You know what you’re doing.
No “just get a pump” workouts for you. You’re too smart for that.
Instead you’re following a popular “strength routine.” Your numbers are based off a “training max” and the weekly progression is conveniently plotted in an iPhone app.
Like I said, smart.
Now you just need to hit your numbers every workout and presto, it’s off to NYC to shoot for Men’s Health.
Not so fast.
If your goal is to look great naked, your approach is not ideal. Fact is, I don’t know a single physique athlete, be it bodybuilder or cover model, who trains that way. At least, not exclusively.
A good friend is an editor for a mainstream men’s health and fitness magazine. When I feel like busting his chops, or when he isn’t sending me enough work, I take shots at all the strength content he’s running.
“Great issue. More derivative powerlifting fare I’ve read a thousand times before. I’m sure knowing when to deload an assistance lift really matters to some accountant trying to look better in his khakis.”
Never one to take shots lying down, he has his favourite comeback:
“Sounds great, I’ll call you when I need stuff from beat up old guys who lack functional strength.”
A good zinger is always based on truth – I’m rolling my glutes on a lacrosse ball as I type this. And he’s right, for a guy my size, I am not strong.
By my point stands: To really transform your body fast, you need volume.
I moved recently and took a bunch of time off.

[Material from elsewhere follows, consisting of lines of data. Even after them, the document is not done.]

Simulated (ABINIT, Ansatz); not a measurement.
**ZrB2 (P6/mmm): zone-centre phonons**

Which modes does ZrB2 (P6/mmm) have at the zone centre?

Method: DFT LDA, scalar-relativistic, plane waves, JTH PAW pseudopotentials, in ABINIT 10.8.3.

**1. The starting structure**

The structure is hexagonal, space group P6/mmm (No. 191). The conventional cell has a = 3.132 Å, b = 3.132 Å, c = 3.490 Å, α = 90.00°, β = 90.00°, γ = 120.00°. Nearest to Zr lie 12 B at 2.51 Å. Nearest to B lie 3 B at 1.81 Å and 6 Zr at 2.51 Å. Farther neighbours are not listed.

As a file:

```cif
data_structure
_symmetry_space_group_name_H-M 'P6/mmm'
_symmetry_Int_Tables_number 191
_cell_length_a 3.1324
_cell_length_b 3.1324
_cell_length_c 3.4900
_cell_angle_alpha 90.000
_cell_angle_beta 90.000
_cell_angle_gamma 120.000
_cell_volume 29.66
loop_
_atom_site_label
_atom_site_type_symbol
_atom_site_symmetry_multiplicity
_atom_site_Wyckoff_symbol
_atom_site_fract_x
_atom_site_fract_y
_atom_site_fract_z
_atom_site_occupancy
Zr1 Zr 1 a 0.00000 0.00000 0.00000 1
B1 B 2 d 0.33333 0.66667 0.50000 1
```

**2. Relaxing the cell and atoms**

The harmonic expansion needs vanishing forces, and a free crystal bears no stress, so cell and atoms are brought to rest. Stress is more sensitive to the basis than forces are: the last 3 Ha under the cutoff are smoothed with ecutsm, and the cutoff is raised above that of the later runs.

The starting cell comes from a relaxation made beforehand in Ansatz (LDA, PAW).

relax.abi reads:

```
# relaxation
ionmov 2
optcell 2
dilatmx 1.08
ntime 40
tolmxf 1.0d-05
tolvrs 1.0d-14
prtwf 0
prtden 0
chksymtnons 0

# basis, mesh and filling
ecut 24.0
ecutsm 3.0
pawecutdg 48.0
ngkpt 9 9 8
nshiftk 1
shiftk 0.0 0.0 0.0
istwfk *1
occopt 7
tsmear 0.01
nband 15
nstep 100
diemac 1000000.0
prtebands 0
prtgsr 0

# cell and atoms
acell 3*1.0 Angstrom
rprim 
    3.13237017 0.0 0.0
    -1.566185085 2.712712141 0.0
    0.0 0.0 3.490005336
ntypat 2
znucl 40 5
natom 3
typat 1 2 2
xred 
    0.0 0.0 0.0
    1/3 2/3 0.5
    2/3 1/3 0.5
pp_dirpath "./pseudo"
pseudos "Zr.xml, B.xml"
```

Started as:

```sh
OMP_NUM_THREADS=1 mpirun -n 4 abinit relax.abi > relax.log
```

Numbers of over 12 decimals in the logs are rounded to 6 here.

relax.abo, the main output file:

Another buddy – aren’t I popular? — was kind enough to help me unload into our new digs, which is Canadian for bringing over beer and drinking it in front of me.
During the course of the day I unpacked the bathroom scale and naturally had to hop on it. It said I was 198 pounds. The next day I started training again.
Three weeks later, I ran into said move-in buddy at the gym. Upon seeing me, the first thing he said was that I’ve seemingly “exploded” (which is the highest praise one bro can pay another). When I got home I got back on the scale. I was 208 pounds.
So 10 pounds in 3 weeks. Considering my diet still is far from “perfect,” that’s not too shabby.
Now, is it muscle memory? Absolutely. I’ve been far heavier than this before.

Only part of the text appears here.